We are in a Dire state of recession...

 
The original article can be found at http://tgs.nationalinterest.in/2011/12/09/shekhar-gupta-spots-recession/ and is written by Dr VAN.

Shekhar Gupta spots recession from The Gold Standard by V Anantha Nageswaran

When a mainstream journalist writes apocalyptic stuff – stuff that many of us have been warning about for years – then you know that things must be really dire. In fact, we have been warning about this ever since the UPA came to office, not just in 2009 but in 2004. I still vividly recall a friend chiding me for an email I had sent out in 2004 in a state of depression after knowing the election results, then. He was justifiably proud of the democratic and peaceful transfer of power that took place. I was more fearful of the future. It gives me no pleasure to write that my fears (and worse) have or are in the process of being realised.

UPA's agenda was regressive. Pro-poor politics is not regressive. Pro-poverty economics is. What UPA has been practising is the latter. They were wedded to that from day one in 2004. Eight to ten years of sustained onslaught on governance, on Centre-State relations, on fiscal health, on civilized discourse with your political opposition (and any opposition for that matter) is too much for any country to handle. India is no exception.

Shekhar Gupta paints a disturbing picture of bank losses turning bad; Indian corporates going overseas and a fiscal bankruptcy to rival Greece!

Every country has been caught in the grip of hubris. That is one unifying theme for the new millennium. India too had assumed its growth rate to be on autopilot at 8% or above. How all of them handle these rude shocks of growth well below what they had taken for granted is going to be the story of 2012 and beyond. It will be interesting to see how India's famed shock-absorbers, resilience and social safety valves work in what are going to be rather difficult times ahead.

In contrast, T. N. Ninan strikes an ambiguous tone – not either wholly negative or positive.

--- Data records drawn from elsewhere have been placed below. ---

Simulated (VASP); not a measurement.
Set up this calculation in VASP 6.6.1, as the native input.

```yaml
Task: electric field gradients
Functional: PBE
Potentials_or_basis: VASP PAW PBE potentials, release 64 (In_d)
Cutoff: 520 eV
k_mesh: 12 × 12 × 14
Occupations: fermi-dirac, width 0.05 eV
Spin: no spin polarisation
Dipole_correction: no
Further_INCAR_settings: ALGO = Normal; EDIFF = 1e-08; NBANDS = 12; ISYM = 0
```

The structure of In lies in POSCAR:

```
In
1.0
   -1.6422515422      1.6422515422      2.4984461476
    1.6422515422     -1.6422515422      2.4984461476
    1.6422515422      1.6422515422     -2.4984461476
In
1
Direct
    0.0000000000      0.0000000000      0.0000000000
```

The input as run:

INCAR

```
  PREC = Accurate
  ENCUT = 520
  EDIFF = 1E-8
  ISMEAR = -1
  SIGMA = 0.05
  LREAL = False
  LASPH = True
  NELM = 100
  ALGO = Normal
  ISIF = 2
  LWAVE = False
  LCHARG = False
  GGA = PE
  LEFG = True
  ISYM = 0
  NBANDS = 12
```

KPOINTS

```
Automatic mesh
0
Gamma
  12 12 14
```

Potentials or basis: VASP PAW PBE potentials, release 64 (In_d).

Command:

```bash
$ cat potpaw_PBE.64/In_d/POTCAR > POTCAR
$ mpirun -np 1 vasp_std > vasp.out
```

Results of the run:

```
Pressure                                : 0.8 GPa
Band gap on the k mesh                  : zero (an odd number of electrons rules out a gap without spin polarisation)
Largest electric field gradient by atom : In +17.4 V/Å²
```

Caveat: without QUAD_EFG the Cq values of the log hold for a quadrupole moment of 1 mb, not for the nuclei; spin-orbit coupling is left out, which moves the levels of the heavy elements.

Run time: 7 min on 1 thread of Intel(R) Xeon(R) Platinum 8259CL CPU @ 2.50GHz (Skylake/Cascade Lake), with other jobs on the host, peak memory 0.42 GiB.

Karthik Muralidharan makes the point that this blogger made in his column in MINT on FDI in retail: Policies should leave room for States to choose and reject reforms so that experimentation can happen naturally and knowledge-transfer would follow:

A more promising approach is to reduce the structural risks of reform, and for the Centre to support experimentation by states to better understand the impacts of specific reforms, and to then facilitate knowledge transfers across states that enable scaling up successful reforms. Proceeding with second-generation reforms in this manner is both economically and politically prudent.

Finally, the analysts at Kotak Mahindra must feel vindicated about their scepticism of India's export numbers. Those of us who either argued for and believed in the veracity of India's export data for 2011 must feel a bit embarrassed now, even if the logic of those who argued against the Kotak hypothesis was sounder.